The new Maroochydore CBD will host the waste network of the future. When installed, this clever new system can suck household rubbish underground, eliminating wheelie bins and garbage trucks.

This $21 million dollar underground rubbish system is an Australian first. Similar schemes are already in place in Stockholm, Seoul, Barcelona, London, Singapore and Beijing.The system will see all household and commercial waste be “sucked” underground at 70 kilometres an hour through a 6.5-kilometre underground pipe network.

The Sunshine Coast council is progressively redeveloping a 53-hectare section of Maroochydore,s central business district into a $350 million CBD called SunCentral to let underground facilities for the new Maroochydore city be installed. 

Employees from Swedish firm Envac, which won the contract in September 2016, flew from their South Korean plant to meet their Australian counterparts and oversee the arrival of the waste network.

Envac Australia managing director Tony Kutra said the first shipment of the “Y-sections, bends and some straight sections” arrived in 20 shipping containers in Brisbane from South Korea.

“We know how important the first project in any country is,” Mr Kutra said.

“All the feedback we get from residents and visitors to an area (where a system has been introduced) is that they no longer have waste trucks coming around, reversing signals and all of those truck movements associated with the collection of waste,” he said.

Waste project manager Kate Broadbent said the pipes would begin to go underground in about six weeks after checks were done.

SunCentral Maroochydore CEO John Knaggs said public areas would have their own waste inlets, meaning new city streets would not see overflowing wheelie bins.

“Envac’s technology can be installed because we are building on an undeveloped, greenfield site within an existing urban area – and that has many other benefits,” Mr Knaggs said.

“For instance, we are also building a high-speed fibre optic network into the city’s very foundations,” he said.

“That will allow us to provide ‘smart’ signage, free Wi-Fi hotspots, real-time transport information, movement sensors and smart lighting.”

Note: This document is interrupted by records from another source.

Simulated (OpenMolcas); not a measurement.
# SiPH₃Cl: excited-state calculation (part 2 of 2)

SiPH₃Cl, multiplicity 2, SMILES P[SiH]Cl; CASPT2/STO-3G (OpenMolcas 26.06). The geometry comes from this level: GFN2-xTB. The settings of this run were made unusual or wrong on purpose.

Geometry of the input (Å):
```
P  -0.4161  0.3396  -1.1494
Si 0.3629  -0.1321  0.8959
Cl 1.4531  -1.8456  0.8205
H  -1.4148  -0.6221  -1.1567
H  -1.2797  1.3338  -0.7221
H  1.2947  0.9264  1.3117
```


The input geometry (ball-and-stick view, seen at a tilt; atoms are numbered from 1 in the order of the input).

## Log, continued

Sunshine Coast mayor Mark Jamieson said in practical terms it meant reduced cleaning costs – over time – less noise and congestion and fewer odours from waste sitting in wheelie bins.

How it works

  • Each building will have a series of three waste inlets;
  • Waste will be separated out into organic; recyclable and general wastes;
  • Waste dropped into each inlet is stored in a sealed compartment below ground;
  • The vacuum pump is “activated” twice a day to draw waste from underground containers to a central facility;
  • The waste is stored in sealed compactors;
  • The waste is finally taken to landfill and recycling agencies by council’s contractor.